Monday, December 14, 2020

"STAYING CLOSE TO THE FIRE"

 “STAYING CLOSE TO THE FIRE”

When I was growing up in small town Arkansas, our house did not have central heating.  The house was heated by a big gas space heater in the living room/dining room area.  It was located where the coal chute and coal fired heater previously was.  It heated the house unevenly, and on cold winter days and nights, we would back up to the heater to get enough warmth built up in order to go into the other parts of the house.  To this day, I still feel much warmer when I can back up to a source of heat.

I sometimes think of the Christmas season as this metaphor of fire and heat for our lives.  It is a story of a central location of love in our lives, and during this time, we are invited to come close to the fire of God’s love, so that we can get warmed up enough in order to go through the remainder of the year, seeking to live with love at the center of our lives.  As the calendar year goes on, and life gets complicated, we long to get back close to the source of the fire.  The idea of Christmas as a time of renewal takes root here.

There is another part of the metaphor of fire that burns in these Christmas stories:  John the Baptizer.  Luke’s version of the birth of Jesus begins not with Jesus but with the backstory for the birth of John the Baptizer.  John’s conception is not quite as stunning as Jesus’ conception, but it is miraculous nonetheless.  The mothers of John and Jesus are cousins, and they become cousins, some scholars arguing that Jesus becomes a disciple of John the Baptizer.  Other Gospel accounts, like John’s, portray them as rivals, but whatever their relationship, all four Gospels see John as the precursor for Jesus, as one who prepares the way for Jesus.

John the Baptizer was a man on fire.  He took the warmth of the love of God and channeled it into a burning call for repentance and justice and equity.  He challenged the Temple as a site of renewal and religious sanctity.  He offered the idea of baptism in the river as a source of renewal and repentance.  By “repentance,” he didn’t mean only the ceasing of doing bad things – he meant a complete re-orientation of our will and imaginations, a re-orientation towards God and not towards the powers of the world.  It was here, in this idea of death and rebirth that is part of the ritual of baptism, that people could find the fire to renew their lives.

John not only used fire as image of renewal – he used it also as an image of consequences and punishment.  His sermon went like this in Luke 3, as he chastised the religious leaders who came out to hear him:  “You children of snakes!  Who warned you to flee from the wrath to come?......Even now the axe is laid to the root of the trees;  every tree therefore that does not bear good fruit is cut down and thrown into the fire.”  When the leaders and the people asked him what they could do to escape this kind of fire, he told them to share food and clothes with the poor, to refrain from cheating people and to stop robbing people.  For John, the warmth of God’s love was a fire that burned for justice and for equity.

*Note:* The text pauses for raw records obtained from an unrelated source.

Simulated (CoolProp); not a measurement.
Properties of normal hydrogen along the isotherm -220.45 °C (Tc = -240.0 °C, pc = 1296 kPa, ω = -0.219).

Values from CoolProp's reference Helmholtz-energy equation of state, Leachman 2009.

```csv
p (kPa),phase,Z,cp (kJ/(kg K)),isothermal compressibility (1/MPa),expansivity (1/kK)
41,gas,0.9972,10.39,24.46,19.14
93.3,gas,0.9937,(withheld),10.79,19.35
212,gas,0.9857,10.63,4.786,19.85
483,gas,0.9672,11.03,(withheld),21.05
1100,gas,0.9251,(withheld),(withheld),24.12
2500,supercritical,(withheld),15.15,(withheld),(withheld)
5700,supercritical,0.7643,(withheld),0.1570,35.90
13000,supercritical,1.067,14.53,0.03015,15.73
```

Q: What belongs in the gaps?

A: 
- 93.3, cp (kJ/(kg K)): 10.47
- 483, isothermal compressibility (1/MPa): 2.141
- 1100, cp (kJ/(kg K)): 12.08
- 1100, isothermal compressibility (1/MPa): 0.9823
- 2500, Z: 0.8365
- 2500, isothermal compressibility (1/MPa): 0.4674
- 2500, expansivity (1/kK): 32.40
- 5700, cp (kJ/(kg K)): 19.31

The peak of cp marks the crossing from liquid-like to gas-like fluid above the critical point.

    Later on in his own ministry, Jesus would pick up this image of John’s fire, as seen in Luke 12: “I came to set the earth on fire, and would that it were already burning.”  John is remembered as being more fiery than Jesus, but both of them were executed by the state, though they burned for justice in different ways.  

    “Stay close to the fire” is a central meaning of Christmas.  One of its meanings is what we saw at the beginning, like that space heater of my youth:  radiating God’s love to sustain us through the coldness of the year.  A second meaning, however, mitigates against our tendency to make Christmas s sentimental and sweet season, when we forget all the troubles of the world and seek to make nice for awhile.  This second meaning reminds us that Christmas is a fire that burns for justice, that the story itself is offensive in so many ways:  a teenager pregnant before marriage, subject to the death penalty;  a male asked to move from the center of life to the margins; a baby born on the streets; the Holy Family forced to flee as refugees to another country in order to escape political persecution and execution.  

    As we gather (even remotely) for this Christmas holiday, let us remember these aspects of the Christmas fire:  warmth and burning for justice.  As I write this, I am waiting for the results of the Electoral College vote, and that political weight tempts me to move towards the warmth of the Christmas fire.  Yet, this very political day reminds me of the need to stay close to the fiery nature of the Christmas fire, to Mary’s Magnificat.  As Rory Cooney put it in the words to the great Christmas song “Canticle of the Turning”:  “My heart shall sing of the day you bring, let the fires of your justice burn.  Wipe away all tears, for the dawn draws near, and the world is about to turn.”  Stay close to the Christmas fire.